Ahhh, from your initial post I just assumed you were doing actual NER annotations and then annotating relations between named entities. If your spans are sentences or even paragraphs, connecting them like this in the relations UI definitely seems inefficient and overkill – it's not about token boundaries or connecting words, you're just linking up these fragments, right? (I would even argue that you might be making your life much harder by highlighting whole sentences in the manual NER interface.)
I think if the goal is to connect these long text fragments, there's not really a benefit in placing arrows on top of the actual inline text. The visual gain from this is absolutely minimal (if not negative) and once you have more than one relation, it's pretty much always going to get messy.
One simple approach I just thought of that could work and that you could easily implement with the existing interfaces: split the content and alignment/relation annotation into two blocks so you can read the original text separately and then connect references to the sentences/paragraphs instead of the actual text.

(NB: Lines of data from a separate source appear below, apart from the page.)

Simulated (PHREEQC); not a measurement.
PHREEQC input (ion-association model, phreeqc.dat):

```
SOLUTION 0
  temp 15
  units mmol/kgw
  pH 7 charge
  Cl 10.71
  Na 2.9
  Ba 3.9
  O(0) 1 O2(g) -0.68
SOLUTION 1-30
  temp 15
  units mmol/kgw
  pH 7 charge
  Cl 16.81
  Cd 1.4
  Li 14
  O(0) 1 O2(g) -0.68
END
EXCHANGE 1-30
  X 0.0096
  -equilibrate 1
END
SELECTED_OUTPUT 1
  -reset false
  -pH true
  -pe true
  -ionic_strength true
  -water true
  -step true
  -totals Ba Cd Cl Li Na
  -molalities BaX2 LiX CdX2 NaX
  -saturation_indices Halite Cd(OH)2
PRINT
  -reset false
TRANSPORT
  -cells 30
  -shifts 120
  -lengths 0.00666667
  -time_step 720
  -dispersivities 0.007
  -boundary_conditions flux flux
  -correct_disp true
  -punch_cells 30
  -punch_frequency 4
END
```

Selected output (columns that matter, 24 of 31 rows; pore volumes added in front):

For example, you could split your text into logical units, assign numbers, letters or other symbols to each sentence/paragraph/unit, and show the spans that you already have assigned labels to. In the
relations block, you then annotate those numbers/letters/symbols instead of the blocks of text. It does mean you have to refer back to the original text when you assign the relations – but even with very long texts, you'd end up with a fairly compact, inline representation of the whole document and how its fragments are connected, which could be pretty cool.
- First paragraph...
- Second paragraph... [highlighted with label]
- Third paragraph...
 [2, with span label] 
If you store the mapping of fragments to numbers/letters/symbols in the underlying JSON, resolving the annotated relations back to whatever you need (character offsets into the text, tokens, whatever) will be trivial.